Dapr component resiliency (preview)

Article
11/19/2024

Resiliency policies proactively prevent, detect, and recover from your container app failures. In this article, you learn how to apply resiliency policies for applications that use Dapr to integrate with different cloud services, like state stores, pub/sub message brokers, secret stores, and more.

You can configure resiliency policies like retries, timeouts, and circuit breakers for the following outbound and inbound operation directions via a Dapr component:

Outbound operations: Calls from the Dapr sidecar to a component, such as:
- Persisting or retrieving state
- Publishing a message
- Invoking an output binding
Inbound operations: Calls from the Dapr sidecar to your container app, such as:
- Subscriptions when delivering a message
- Input bindings delivering an event

The following screenshot shows how an application uses a retry policy to attempt to recover from failed requests.

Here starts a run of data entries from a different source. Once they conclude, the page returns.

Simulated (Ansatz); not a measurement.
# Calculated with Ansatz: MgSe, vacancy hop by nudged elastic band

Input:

Diagram demonstrating resiliency for container apps with Dapr components.

Configure resiliency policies

You can choose whether to create resiliency policies using Bicep, the CLI, or the Azure portal.

The following resiliency example demonstrates all of the available configurations.

resource myPolicyDoc 'Microsoft.App/managedEnvironments/daprComponents/resiliencyPolicies@2023-11-02-preview' = {
  name: 'my-component-resiliency-policies'
  parent: '${componentName}'
  properties: {
    outboundPolicy: {
      timeoutPolicy: {
          responseTimeoutInSeconds: 15
      }
      httpRetryPolicy: {
          maxRetries: 5
          retryBackOff: {
            initialDelayInMilliseconds: 1000
            maxIntervalInMilliseconds: 10000
          }
      }
      circuitBreakerPolicy: {  
          intervalInSeconds: 15
          consecutiveErrors: 10
          timeoutInSeconds: 5     
      }  
    } 
    inboundPolicy: {
      timeoutPolicy: {
        responseTimeoutInSeconds: 15
      }
      httpRetryPolicy: {
        maxRetries: 5
        retryBackOff: {
          initialDelayInMilliseconds: 1000
          maxIntervalInMilliseconds: 10000
        }
      }
      circuitBreakerPolicy: {  
          intervalInSeconds: 15
          consecutiveErrors: 10
          timeoutInSeconds: 5     
      }  
    }
  }
}

Before you begin

az login

Make sure you have the latest version of the Azure Container App extension.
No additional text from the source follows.